The subject of leaving Iraq shows a sharp partisan divide 65 percent of Democrats think it would help the economy a lot, but only 18 percent of Republicans think so.
Just 29 percent of people think putting more money in the hands of the poor would help a great deal in fixing the country's economic problems.
According to many economists, the lower people are on the income ladder, the more probable it is that they will spend a rebate and do it quickly a shot in the arm for the ailing economy.
In the poll, 61 percent said they think the economy already is in a recession.
"Things are bad, but it will get a lot worse," said Jim Sims, 60, of Greer, S.C.
The economy nearly stalled in the final three months of last year. Some economists, like the majority of poll respondents, say it may actually be shrinking now, given the strains from a persistent housing slump and a painful credit crunch. The worry is that people and businesses will hunker down further and pull back their spending, sending the economy into a tailspin.
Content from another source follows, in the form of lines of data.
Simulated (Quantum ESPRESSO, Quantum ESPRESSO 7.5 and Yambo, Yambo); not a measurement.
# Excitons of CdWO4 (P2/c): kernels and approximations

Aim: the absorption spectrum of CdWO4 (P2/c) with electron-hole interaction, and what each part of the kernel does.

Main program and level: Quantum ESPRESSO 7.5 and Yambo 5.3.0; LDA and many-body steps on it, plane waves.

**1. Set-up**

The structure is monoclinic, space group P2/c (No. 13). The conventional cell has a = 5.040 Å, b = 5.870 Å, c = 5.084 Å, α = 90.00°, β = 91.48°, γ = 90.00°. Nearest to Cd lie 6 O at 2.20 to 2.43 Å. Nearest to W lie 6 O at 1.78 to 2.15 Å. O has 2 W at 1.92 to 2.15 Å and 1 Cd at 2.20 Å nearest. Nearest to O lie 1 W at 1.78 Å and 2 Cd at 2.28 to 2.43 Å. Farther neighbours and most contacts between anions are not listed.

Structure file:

Rebate checks could start showing up in mailboxes in May. However, Sanchez is typical in saying the money will "go automatically to bills." Thirty-two percent said they would save or invest the rebate. Said Sims: "I'm hoping to hold onto it."
Just 19 percent said they would spend it, while 4 percent said they would donate it to charity.
The poll was conducted Monday through Wednesday of this week and involved telephone interviews with 1,006 adults. It had a margin of sampling error of plus or minus 3.1 percentage points.